Services are expected to have the highest annual inflation rate in June at 1.1 per cent, compared to 1 per cent in May, followed by food, alcohol & tobacco stable on 0.9 per cent compared with May, with non-energy industrial goods prices falling by 0.1 per cent,  while the decline in energy prices eased to minus 6.5 per cent, in contrast with minus 8.1 per cent in May.

Pound Continues to Consolidate Position

The UK pound has began today by consolidating its position against the US dollar, and is currently trading at $1.34 this morning GMT, while slightly behind the post-referendum peak of $1.35 yesterday, sterling has managed to hold the gains made in the past 24 hours, after plummeting from the ‘Brexit’ decision.

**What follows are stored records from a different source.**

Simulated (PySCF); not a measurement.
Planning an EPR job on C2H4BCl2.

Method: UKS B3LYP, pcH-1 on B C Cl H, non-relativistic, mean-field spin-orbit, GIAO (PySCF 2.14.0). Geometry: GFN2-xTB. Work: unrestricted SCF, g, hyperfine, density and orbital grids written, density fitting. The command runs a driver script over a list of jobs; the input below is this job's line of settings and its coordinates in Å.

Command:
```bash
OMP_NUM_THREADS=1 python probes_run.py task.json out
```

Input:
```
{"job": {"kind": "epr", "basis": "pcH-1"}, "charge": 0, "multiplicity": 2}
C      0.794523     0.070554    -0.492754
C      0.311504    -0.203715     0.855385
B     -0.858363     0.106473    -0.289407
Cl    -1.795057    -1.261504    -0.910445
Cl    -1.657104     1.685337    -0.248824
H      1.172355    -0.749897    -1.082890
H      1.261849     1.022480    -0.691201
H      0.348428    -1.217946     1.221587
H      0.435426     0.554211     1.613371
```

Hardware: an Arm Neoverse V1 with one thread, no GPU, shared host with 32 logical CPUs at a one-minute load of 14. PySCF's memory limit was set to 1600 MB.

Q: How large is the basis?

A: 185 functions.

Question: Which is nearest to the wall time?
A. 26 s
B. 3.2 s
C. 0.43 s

Against the euro, the pound also has managed to halt the losses made since the referendum result, and is trading at $1.21 so far GMT, in line with  yesterday’s trading.

In their daily report LMAX Exchange said that he market’s realization that Article 50, the legal pathway to leave the European Union, won’t be triggered any time soon has taken some of the momentum out of the Sterling short play, with the UK currency rallying nicely in Wednesday trade.

Additionally leveraged accounts have been amongst the names actively covering short exposure, though macro names have been reported on the offer in the 1.3500 to 1.3700 area.

Official figures have announced that the UK’s current deficit account of £32.6 billion for the first quarter of this year, which was reduced by a slender margin from the £34 billion recorded for the final three months of 2015.

Markets may now be less relaxed about the amount of borrowing required to make up the shortfall, in the wake of the decision to leave the European Union.

The total trade deficit widened to £12 billion for the first quarter of this year, quarter on quarter rise of £0.4 billion, this was attributed to the trade in services surplus narrowing by £0.5 billion, partially offset by a slight narrowing in the trade in goods deficit by £0.1 billion.

German Retail Turnover Increases

 Germany has posted an increase of 2,6% in retail turnover in May this year, compared to the corresponding month a year ago, there was also a favourable contrast for the first five months this year compared to the same period in 2015, where retail activity  was 2% higher.

Month on month the figures were also positive, with 0.9% turnover hike in the sector between April and May.